Op-ed: Direct action as a means of change for graduate students

Augusto Medeiros Da Rosa | 5th Year Graduate Student

During the past year, graduate students in the College of Arts and Sciences have been organizing to form a union with Service Employees International Union Local 1. Our goal is to unite as colleagues to have a say in the conditions of our work, which are currently unilaterally imposed on us by Washington University. As a fifth-year graduate student in the physics department, active in our peer mentoring program, I have seen time and again how our students struggle due to issues with health care and summer funding that the administration refuses to solve. As an international student from a country whose labor law is currently being dismantled, I understand how important it is that workers have their rights protected. For me, supporting the formation of our union was therefore a natural decision.

We met very strong opposition from this administration from the very moment we began to organize. They understand our strength in numbers, and they have tried very hard to keep us from using it. They went as far as threatening us with deportation, for the sole purpose of keeping us divided and weaker. They challenged the rights of many of our fellow colleagues to have their voices count in the decision to unionize. Our campaign culminated in an undetermined election, and our prospects moving forward were of long legal battles while our issues continued unaddressed. We have decided not to wait, and instead take direct action to make improvements for ourselves.

From the first day of our campaign, the most important thing that we’ve told our supporters is that the union is us. A union is a group of people coming together to change their working conditions. Whether or not a court recognizes us does not change the fact that our power comes from ourselves. Our power comes from our will to take action to improve our lives, and continuing to take action is what we plan to do as the Washington University Graduate Workers Union.

In spite of students asking for changes to be made for years, the University claimed to be ignorant of all of our problems, but that they honestly had our best interest in mind. One of our goals as an organization is to hold them accountable to their word and to make sure that improvements are made. As an example, Wash. U. changed the way our funding works so that they could claim in court that we are not workers—that what we do brings them no benefit. Everyone, including the administrators, knows that this is not true. Their real goal was to appease us. They wanted to claim that guaranteed funding was their plan all along, and they just happened to implement that when we tried to form a union.

What this meant for me and my colleagues in physics is that we were teaching without being required to—doing extra work on top of our already challenging research duties. Since we were doing extra work, it was clear to all of us that the Graduate School owed us money. We came together to claim it, and we got it. This is what we can achieve by working together: positive, concrete change. Graduate workers in other departments are now coming together to do the same and be properly compensated for their work.

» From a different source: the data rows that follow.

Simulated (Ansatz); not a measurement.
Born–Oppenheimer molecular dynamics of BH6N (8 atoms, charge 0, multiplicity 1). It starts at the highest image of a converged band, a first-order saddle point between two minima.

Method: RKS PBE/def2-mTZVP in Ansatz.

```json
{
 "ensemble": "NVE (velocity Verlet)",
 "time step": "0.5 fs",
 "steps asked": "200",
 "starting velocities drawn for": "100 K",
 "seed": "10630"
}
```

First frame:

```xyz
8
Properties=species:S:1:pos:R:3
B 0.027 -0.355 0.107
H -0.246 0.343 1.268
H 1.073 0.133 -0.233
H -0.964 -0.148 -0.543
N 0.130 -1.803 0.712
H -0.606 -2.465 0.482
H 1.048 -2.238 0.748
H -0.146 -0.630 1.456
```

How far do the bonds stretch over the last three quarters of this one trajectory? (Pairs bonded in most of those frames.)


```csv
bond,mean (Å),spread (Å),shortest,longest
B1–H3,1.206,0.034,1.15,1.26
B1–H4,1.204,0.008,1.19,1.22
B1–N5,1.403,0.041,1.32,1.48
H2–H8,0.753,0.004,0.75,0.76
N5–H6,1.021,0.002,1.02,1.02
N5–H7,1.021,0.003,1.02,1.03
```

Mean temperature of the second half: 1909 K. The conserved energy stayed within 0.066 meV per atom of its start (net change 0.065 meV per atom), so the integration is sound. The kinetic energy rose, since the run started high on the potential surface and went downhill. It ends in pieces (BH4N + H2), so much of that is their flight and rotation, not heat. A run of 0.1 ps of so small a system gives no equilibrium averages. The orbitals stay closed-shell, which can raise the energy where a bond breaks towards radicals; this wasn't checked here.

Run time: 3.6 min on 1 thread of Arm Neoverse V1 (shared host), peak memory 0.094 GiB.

Regardless of what this University tells us, the real outcome of this election is that we now have a stronger community and the conscience that nothing will be better unless we make it so. We also understand that we have the power to make improvements, and that the time to act is now. As an independent union, we will take the power that we have obtained for organizing to take matters into our own hands and continue to make life better for graduate students at Wash. U. and make sure that we get the respect that we deserve as workers.